Distressed PGMs sector’s ‘crisis’ can be resolved – analyst – by Nomvelo Buthelezi (MiningWeekly.com February 8, 2013)

http://www.miningweekly.com/page/americas-home

The South African platinum mining industry – which hosts about 80% of the world’s resources – is in some distress, with the challenges it is experiencing including sluggish demand and significant amounts of the precious metal being brought back onto the market through recycling, increasing operating costs, greater stakeholder expectations, inadequate funds for capital expenditure projects and the need to improve extraction efficiencies as deposits are becoming deeper and more complex to mine.

But Cadiz Corporate Solutions mining and resources division manager Peter Major is adamant that “the platinum industry crisis” is not that bad, averring that “it is not a meltdown and there are ways through which the platinum industry can recover”.

He believes that the industry “can survive at the current platinum price of $1 700/oz. “The crisis can be resolved. The state of the industry is the result of a very positive macro environment – the industry grew too fast and, with the money that was coming in, overexpenditure took place,” Major tells Mining Weekly.

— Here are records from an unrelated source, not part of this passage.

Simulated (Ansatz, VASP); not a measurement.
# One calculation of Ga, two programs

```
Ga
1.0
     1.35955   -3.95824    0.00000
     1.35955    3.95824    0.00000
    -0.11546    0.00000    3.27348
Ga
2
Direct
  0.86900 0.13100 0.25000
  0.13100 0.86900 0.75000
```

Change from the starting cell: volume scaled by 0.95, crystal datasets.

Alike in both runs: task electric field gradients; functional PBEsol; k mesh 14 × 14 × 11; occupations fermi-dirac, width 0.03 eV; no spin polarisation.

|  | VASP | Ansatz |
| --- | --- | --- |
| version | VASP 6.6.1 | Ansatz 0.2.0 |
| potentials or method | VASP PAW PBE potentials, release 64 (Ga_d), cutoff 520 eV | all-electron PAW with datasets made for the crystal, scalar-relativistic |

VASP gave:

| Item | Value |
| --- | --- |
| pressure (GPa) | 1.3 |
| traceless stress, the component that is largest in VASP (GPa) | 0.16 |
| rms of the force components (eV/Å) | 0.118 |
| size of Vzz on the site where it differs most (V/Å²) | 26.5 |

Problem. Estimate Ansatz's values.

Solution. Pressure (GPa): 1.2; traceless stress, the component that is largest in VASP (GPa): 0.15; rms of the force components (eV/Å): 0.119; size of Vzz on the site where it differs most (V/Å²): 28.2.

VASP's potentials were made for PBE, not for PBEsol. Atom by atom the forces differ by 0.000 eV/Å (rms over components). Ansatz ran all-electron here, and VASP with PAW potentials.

But professional services firm Deloitte’s Ebrahim Takolia stresses that companies need to assess all aspects of their operating costs and capital expenditure and improve extracting efficiencies, wherever possible, without compromising on safety, the long-term viability of platinum reserves or the industry.

As the industry is still reeling from events at Lonmin’s Marikana mine – where 34 striking mineworkers died in a standoff with police – picking up the pieces has become a more difficult task than had initially been envisaged.

The effects of the ‘successful’ labour negotiations, which saw the strikers being awarded hefty wage increases, with other mining houses following suit, will now take full effect. Number one platinum producer Anglo American Platinum has issued the first warning signs of buckling under the huge labour costs and other pressures: it has announced plans to close two mines, mothball four shafts, put a mine up for sale and shed 14 000 mining jobs.

“Ultimately, the years of above-inflation wage settlements have caught up with the industry and, for as long as companies are burning cash and mines are unprofitable, the industry will remain tentatively poised,” says SBG Securities PGM equities and commodities analyst Justin Froneman.

The industry has to deal with out-of- control cost increases.